Semiotic August 2024 Update

:woman_astronaut: Summary

Over the past month, we’ve made key progress across several areas. We identified and fixed bugs for TAP, releasing two new candidates ahead of 1.0.0. In verifiability, we are advancing our proof-of-concept to verify post-merge Ethereum data and plan to extend flat-head for further verification capabilities next month. Our synthetic dataset generation paper, researching natural language to SQL, has undergone peer review, and we’re incorporating feedback while preparing to release the data and code alongside our paper. Lastly, we paused work on the Inference Service to focus on more pressing priorities and will investigate AI applications for The Graph in the coming month.

TAP

We’ve been running TAP in prod this past month on our indexer. We’ve found numerous bugs and paused further external testing while we worked on the various fixes. Consequently, we released two more release candidates, 1.0.0-rc.5 and 1.0.0-rc.6, before releasing 1.0.0.

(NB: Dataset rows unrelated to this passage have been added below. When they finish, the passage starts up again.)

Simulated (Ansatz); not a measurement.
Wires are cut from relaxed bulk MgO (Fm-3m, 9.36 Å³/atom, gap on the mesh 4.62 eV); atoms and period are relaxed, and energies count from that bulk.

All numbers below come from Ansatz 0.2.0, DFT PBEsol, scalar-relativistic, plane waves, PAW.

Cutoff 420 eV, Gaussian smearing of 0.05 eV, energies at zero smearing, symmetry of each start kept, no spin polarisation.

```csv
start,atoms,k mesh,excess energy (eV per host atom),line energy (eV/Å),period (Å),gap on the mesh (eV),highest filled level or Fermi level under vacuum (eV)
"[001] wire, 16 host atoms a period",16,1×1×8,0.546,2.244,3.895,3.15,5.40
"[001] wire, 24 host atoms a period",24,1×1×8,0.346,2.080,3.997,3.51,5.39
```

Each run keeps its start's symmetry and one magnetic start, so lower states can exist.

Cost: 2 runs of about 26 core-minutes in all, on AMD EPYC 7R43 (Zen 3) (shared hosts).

For the next month, we expect to find new bugs as new Indexers join in and improve the documentation further as Indexers work through their migration.

Verifiability

We are continuing to work on extending flat-head to verify post-merge Ethereum data stored in Firehose flat files. We currently have tooling to verify inclusion proofs for Ethereum Consensus Layer (CL) blocks and states, e.g., to prove that an Ethereum execution layer block hash was included in a CL layer block. We are working on a proof-of-concept to verify that one ERA (8192 execution blocks) is included in a CL state. We are investigating using Pinax’s Ethereum CL Firehose implementation to obtain the necessary CL information. We plan to finish this PoC in the coming month and begin extending flat-head to support post-merge verification.

AI

Synthetic Datasets for Natural Language to SQL

We recently completed the peer review process for our synthetic data generation research, receiving invaluable feedback that has helped refine our report and inform the future direction of our work. Building on this feedback, we’ve expanded our initial investigation to explore the effectiveness of our data generation methodology in an in-domain setting using the Spider benchmark. We are currently awaiting results from this latest round of experiments. We plan to update our report with these findings in the coming weeks. Additionally, we look forward to releasing our synthetic datasets, model weights, and open-source code for data generation. These resources will be made available in tandem with the public release of our research.

Inference Service

Last month, we reprioritized our work. We found that there were higher-priority things we could work on instead of the Inference Service. In the short term, we will pause work on the Inference Service and investigate ways to directly improve The Graph using AI. That investigation is our plan for next month.